NuScenes includes 23 object categories across different domains:

Vehicles: car, truck, bus, trailer, construction_vehicle, emergency_vehicle, motorcycle, bicycle

Humans: adult, child, police_officer, construction_worker

Objects: traffic_cone, barrier, debris, pushable_pullable, movable_object

Static: animal (rare cases)

Visibility Levels¶

Annotations include visibility information for occlusion handling:

Level 1: 0-40% visible
Level 2: 40-60% visible
Level 3: 60-80% visible
Level 4: 80-100% visible

Implementation Notes¶

When working with NuScenes annotations:

All 3D annotations are in global coordinates - transform to desired coordinate system
Quaternions use [w, x, y, z] format - be careful with different libraries’ conventions
Box dimensions follow [width, length, height] - width=left-right, length=front-back
Use num_lidar_pts and num_radar_pts for filtering low-quality annotations
Check visibility levels for occlusion-aware training

Coordinate Systems¶

Understanding NuScenes coordinate systems is crucial for correct transformations:

1. Global Coordinate System¶

Origin: Arbitrary reference point in the world
Axes: Right-handed coordinate system
- X: East direction
- Y: North direction
- Z: Up direction (gravity opposite)
Units: Meters
Usage: All ego poses and annotations are defined in global coordinates

2. Ego Vehicle Coordinate System¶

Origin: Center of the ego vehicle’s rear axle
Axes: Right-handed coordinate system relative to vehicle
- X: Forward direction (vehicle’s front)
- Y: Left direction (vehicle’s left side)
- Z: Up direction (vehicle’s roof)
Units: Meters
Usage: Sensor calibrations are defined relative to ego vehicle

3. Camera Coordinate System¶

Origin: Camera’s optical center
Axes: Standard computer vision convention
- X: Right direction (image width)
- Y: Down direction (image height)
- Z: Forward direction (into the scene)
Units: Meters
Usage: 3D points in camera space before projection

4. Image Coordinate System¶

Origin: Top-left corner of the image
Axes: 2D pixel coordinates
- u: Horizontal axis (0 to image_width-1)
- v: Vertical axis (0 to image_height-1)
Units: Pixels
Usage: Final 2D bounding box coordinates

Coordinate Transformations¶

The transformation pipeline varies depending on the visualization type. Here’s a comprehensive overview:

Transformation Pipelines by Visualization Type¶

1. 2D Image Bounding Box¶

Global → Ego Vehicle → Camera → Image (2D Projection)

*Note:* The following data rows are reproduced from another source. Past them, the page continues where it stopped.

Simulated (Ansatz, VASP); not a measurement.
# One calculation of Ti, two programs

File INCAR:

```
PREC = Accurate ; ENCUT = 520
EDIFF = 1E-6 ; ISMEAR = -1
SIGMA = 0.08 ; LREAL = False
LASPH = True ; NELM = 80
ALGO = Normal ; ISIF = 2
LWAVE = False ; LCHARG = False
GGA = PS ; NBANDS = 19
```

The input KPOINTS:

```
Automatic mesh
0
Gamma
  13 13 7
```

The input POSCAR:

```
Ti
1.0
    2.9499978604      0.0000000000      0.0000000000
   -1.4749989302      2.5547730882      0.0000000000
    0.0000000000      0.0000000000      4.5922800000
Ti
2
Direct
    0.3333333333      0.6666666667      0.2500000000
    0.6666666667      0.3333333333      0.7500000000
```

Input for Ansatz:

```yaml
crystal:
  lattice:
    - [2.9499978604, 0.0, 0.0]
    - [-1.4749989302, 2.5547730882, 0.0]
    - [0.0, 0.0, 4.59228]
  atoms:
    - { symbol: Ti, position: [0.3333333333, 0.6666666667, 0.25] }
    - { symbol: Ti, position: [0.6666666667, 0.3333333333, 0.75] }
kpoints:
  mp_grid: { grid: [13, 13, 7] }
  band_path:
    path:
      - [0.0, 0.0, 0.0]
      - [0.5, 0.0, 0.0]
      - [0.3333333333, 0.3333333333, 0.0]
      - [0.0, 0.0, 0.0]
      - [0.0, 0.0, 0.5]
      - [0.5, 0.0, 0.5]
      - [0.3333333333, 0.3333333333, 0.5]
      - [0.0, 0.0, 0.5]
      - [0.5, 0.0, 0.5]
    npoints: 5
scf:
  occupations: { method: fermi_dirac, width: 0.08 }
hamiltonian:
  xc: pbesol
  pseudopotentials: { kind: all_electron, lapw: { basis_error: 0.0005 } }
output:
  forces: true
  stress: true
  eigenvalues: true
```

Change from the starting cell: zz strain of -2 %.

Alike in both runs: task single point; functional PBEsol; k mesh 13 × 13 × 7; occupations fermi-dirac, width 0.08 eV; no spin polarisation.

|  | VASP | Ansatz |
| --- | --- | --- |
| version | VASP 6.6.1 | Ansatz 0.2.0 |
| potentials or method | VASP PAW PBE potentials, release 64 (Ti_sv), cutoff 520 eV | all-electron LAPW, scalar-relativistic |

Purpose: Project 3D objects onto 2D camera images for object detection Output: 2D rectangular bounding boxes in pixel coordinates

2. 3D Image Bounding Box¶

Global → Ego Vehicle → Camera → Image (3D Wireframe)

Purpose: Visualize 3D object structure overlaid on camera images Output: 3D wireframe boxes projected onto 2D image plane

3. BEV (Bird’s Eye View)¶

Global → Ego Vehicle → BEV Projection

Purpose: Top-down view for spatial understanding and path planning Output: 2D boxes in ego vehicle coordinate system (X-Y plane)

4. 3D LiDAR Bounding Box¶

Global → Ego Vehicle → LiDAR Sensor

Purpose: 3D object detection and tracking in point cloud data Output: 3D oriented bounding boxes in LiDAR coordinate system

Mathematical Foundation¶

Each transformation uses homogeneous coordinates and 4x4 transformation matrices:

T = [R  t]
    [0  1]

Where:

R: 3x3 rotation matrix
t: 3x1 translation vector

Detailed Transformation Processes by Visualization Type¶

1. 2D Image Bounding Box Transformation¶

Complete Pipeline: Global → Ego Vehicle → Camera → Image (2D Projection)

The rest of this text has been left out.